Not too long ago, our family had a season of summer vacations to national parks. Every other year we made a road trip to one of the great ones: Big Bend, the Grand Canyon, Yellowstone and the Grand Tetons. It was the right time for us to do this- three of our four kids then were boys, ages ten down to four when we started. They needed active summer adventures. We wanted something restorative and quiet. We also wanted to show all four some of the big, beautiful world God the Father has created for his beloved children.
The parks did not disappoint. The kids have great memories of extreme (to us) hikes and heights like we’d never experienced. Above all, the trips were special times together as a family and special times of an easy and natural closeness to God, latent in His creation. Despite some physical aches and pains, my husband and I came home feeling renewed in body and soul, feeling … loved, children ourselves of a God who bestows such achingly beautiful gifts: time-chiseled canyons of rock of every color, vast wildernesses smelling of pine and water and teeming with animal life, snow-capped mountains towering over shimmering lakes.
In such blessed moments, it is easy to echo St. Francis’ exuberant “Canticle of the Creatures,” ‘Praise be to you, my Lord, through our Sister, Mother Earth, who sustains and governs us…
Praised be you, my Lord, with all your creatures,
Especially Sir Brother Sun,
who is the day and through whom you give us light.
And he is beautiful and radiant with great splendor;
And bears a likeness of you, Most High.
Creation reveals the Creator and draws us into relationship with Him, as children of a loving Father. For myself, continued connection to the natural world shines a brighter light on the beauty of its cosmic design and the simplicity of its innate order, as well as keeps me grateful for the gifts my Father’s creation continues to bestow- each cycle of my fertility, each developmental milestone of our toddler’s life, the rain each fall after summers of earth-scorching heat, the wildflowers that burst forth in color against the horizon each spring.

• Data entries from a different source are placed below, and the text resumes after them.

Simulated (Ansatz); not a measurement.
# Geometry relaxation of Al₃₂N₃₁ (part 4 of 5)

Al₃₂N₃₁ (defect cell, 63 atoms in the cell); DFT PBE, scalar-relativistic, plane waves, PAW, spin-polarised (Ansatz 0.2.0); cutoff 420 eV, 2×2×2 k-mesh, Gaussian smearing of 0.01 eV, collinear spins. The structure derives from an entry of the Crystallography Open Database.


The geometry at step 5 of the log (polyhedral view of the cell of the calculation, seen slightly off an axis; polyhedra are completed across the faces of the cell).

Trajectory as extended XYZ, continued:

Pope Francis echoed the language of St. Francis’ Canticle with the title of his encyclical on the environment- “Laudato Si,” Italian for “Praised be you.” This is not surprising from a pope who took his papal name from the same St. Francis of Assisi. In English, the content of the encyclical is more easily understood by its subtitle, “On Care for Our Common Home.” The encyclical covers a broad spectrum- from a review of the ecological situation of the current time to a synopsis of the consistent teachings of the Catholic Church on stewardship of the earth, to a challenge to live an integral ecology which recognizes the interrelatedness of respect for human life and respect for the environment in which humans live. While sweeping in scope and ambitious in challenge, Pope Francis’ fundamental message is a simple one. Protect life, beginning with human life. Preserve that which sustains life.
His connections are most clear to me when he uses the language of gift: “… creation can only be understood as a gift from the outstretched hand of the Father of all, and as a reality illuminated by the love which calls us together in universal communion” (76).
Married sexuality with its power to co-create life is one of the greatest gifts within the gift of human life. The sympto-thermal method of natural family planning is a model of integral ecology practically lived by married couples. It begins with an appreciation for the gifts of a woman’s fertility and a couple’s sexuality. It’s respectful of human life from the moment of conception and cares for the earth that sustains life. It’s clean family planning for women that supports the healthy process of ovulation. It’s green family planning because there’s no prophylactic trash or hormone-tainted water supply. There’s not necessarily any waste other than paper charts and a thermometer every decade. Human resources are developed throughout the process.
For fifty years, CCL has supported married couples in family planning that is natural, effective, healthy, and consistent with God’s plan for life, love, and marriage. For fifty years, CCL has promoted an integral ecology, before the phrase was even coined. For fifty years, CCL has protected human life and preserved the earth that sustains it. St. Francis, on your feast day and every day, pray for married couples living natural family planning together. And… Laudato Si, loving Creator and Sustainer of all life.